Anticorruption Institution Statue Remains Shrouded in Mystery

Mystery surrounds a covered statue placed inside the entrance of the new Anticorruption Institution in Phnom Penh, with anti-corruption unit officials saying they are not aware of either the statue or whom it represents.

Opposition officials, however, said that the Anticorruption Institution should immediately reveal the identity of the person represented by the statue, which is wrapped in red cloth.

On Tuesday, a security guard at the gate of the institution on Norodom Boulevard- formerly the RCAF high command headquarters- said the roughly 5-meter-high statue was a likeness of Prime Minister Hun Sen.

Several members of the new Anticorruption Council, who met for the first time at the Council of Ministers on Tuesday, said yesterday that they were not aware that a statue had been installed at the entrance to their new offices.

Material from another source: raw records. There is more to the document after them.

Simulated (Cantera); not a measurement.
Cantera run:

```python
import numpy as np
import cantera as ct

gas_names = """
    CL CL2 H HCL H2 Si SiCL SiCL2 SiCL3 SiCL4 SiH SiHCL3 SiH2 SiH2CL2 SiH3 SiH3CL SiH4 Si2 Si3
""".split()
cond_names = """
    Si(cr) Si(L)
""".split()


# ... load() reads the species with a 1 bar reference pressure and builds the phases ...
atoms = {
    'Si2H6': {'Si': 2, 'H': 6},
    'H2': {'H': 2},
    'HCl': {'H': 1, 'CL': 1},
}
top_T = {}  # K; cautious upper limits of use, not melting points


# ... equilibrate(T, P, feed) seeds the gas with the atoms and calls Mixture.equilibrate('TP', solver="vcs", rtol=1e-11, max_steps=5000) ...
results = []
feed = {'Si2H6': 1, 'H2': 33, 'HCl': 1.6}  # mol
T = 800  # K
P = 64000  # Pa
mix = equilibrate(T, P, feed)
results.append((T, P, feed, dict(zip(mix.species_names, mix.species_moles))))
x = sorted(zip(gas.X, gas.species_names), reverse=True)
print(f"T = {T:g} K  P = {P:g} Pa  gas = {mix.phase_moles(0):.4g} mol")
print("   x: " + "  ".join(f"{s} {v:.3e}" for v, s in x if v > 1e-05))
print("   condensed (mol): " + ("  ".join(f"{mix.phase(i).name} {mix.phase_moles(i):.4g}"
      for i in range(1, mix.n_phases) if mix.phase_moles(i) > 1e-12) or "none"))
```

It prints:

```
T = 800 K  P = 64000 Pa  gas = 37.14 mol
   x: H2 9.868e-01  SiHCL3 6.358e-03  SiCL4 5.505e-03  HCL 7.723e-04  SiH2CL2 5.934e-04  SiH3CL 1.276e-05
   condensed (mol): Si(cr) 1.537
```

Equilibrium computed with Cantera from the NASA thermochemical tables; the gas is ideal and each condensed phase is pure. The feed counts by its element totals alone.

Anticorruption Council chairman Top Sam and vice-chairman Prak Sok both said they had not yet been to the offices and didn’t know about the statue.

Council member Keo Remy also said he knew nothing of the statue, but added he would probably know more today after the council was officially sworn into office at the Royal Palace.

Om Yentieng, Anticorruption Unit chairman and member of the council, said on Tuesday that he was not aware of the statue and declined to answer questions yesterday about the covered figure, saying he was too busy.

“If they put [a statue] in a public place like this, then they must announce to the public,” said Kem Sokha, Human Rights Party president. “Why should they keep it mysterious like this?” he asked.

Yim Sovann, SRP lawmaker and spokesman, said that a statue of Mr Hun Sen was not appropriate at the offices of the graft-fighting body.

“Mr Hun Sen has been in power since 1993 and could not fight against corruption [in that time],” Mr Sovann said.

“The government is always doing things secretly-they never let the public know,” he added.